— From the Beloit Daily News. Nov. 21, 2012.
Statements made in court by the prosecution at the sentencing last week of a former aide to Scott Walker certainly raised more questions than they answered.
Milwaukee County Assistant District Attorney Bruce Landgraf told the court that Walker — when he was county executive and running for governor — met nearly every day with top county and campaign staffers to make sure they were in “good coordination.”
Meanwhile, an underling — former aide Kelly Rindfleisch — was standing before the judge to receive a sentence of six months in jail and three years’ probation for her role in that coordination. Landgraf said the meetings routinely included Walker, campaign manager Keith Gilkes, campaign communications officer Jill Bader and, from the Milwaukee County office, Rindfleisch, chief of staff Tom Nardelli and administration director Cindy Archer.
The key question in the Milwaukee County case, from the outset, echoed the well-worn phrase from the Watergate era: What did the governor know, and when did he know it?
That’s why Landgraf’s open court PowerPoint presentation is such an eyebrow-raiser.
Rindfleisch already had entered a guilty plea to one felony count of misconduct in public office, so there was no overriding need to detail her place in the pecking order of any illegal mixing of campaign and county business. In that context, all the presentation does is raise the question why a lower-ranking individual is going to jail while higher-ups active in the process have not been accused.
Rindfleisch’s attorney said as much, observing that “what jumped off the page” from the presentation was that only his client faced punishment. “Scott Walker has not been accused of any wrongdoing,” the lawyer said.
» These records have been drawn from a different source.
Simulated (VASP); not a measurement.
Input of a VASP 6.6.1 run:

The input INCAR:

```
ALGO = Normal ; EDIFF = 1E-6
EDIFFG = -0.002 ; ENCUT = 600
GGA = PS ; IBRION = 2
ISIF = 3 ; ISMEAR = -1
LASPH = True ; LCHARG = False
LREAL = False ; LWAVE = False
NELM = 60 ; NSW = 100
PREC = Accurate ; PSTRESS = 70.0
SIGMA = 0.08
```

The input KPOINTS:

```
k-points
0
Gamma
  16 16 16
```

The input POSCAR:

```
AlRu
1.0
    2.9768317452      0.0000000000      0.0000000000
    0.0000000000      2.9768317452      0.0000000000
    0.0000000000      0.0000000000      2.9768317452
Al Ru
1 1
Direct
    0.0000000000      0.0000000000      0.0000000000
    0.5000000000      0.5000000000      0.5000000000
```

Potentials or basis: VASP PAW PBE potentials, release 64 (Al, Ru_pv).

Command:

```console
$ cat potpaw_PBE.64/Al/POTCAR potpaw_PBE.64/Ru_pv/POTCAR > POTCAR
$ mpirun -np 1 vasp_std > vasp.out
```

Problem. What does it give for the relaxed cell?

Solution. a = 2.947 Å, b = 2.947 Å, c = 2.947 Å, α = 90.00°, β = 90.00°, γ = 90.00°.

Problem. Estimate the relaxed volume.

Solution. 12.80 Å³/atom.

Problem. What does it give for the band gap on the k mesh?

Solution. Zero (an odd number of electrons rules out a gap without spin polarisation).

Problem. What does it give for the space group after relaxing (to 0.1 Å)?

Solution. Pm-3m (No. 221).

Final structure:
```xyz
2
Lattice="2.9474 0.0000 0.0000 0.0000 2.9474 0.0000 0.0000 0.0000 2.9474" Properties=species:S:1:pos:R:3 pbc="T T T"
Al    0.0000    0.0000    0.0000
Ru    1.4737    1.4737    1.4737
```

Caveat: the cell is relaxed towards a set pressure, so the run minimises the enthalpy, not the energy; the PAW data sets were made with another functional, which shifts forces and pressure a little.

If the DA’s summary of how things worked in the county executive’s office is the curtain call for the long-running John Doe investigation, it is certainly an odd conclusion to a messy and controversial situation.
A final word: Like many of the Washington-based investigations by special prosecutors — think the interminable Ken Starr pursuit of the Clintons, and Patrick Fitzgerald’s doggedness in the Valerie Plame case — the Milwaukee County John Doe probe poorly serves the public and its targets by dragging on and on and on. The political pot boils, often for years, without resolution — and then, in the end, the cases frequently fizzle. Seriously, is this the best prosecutors can do? The fastest they can go? Reform-minded legislators might want to talk about that.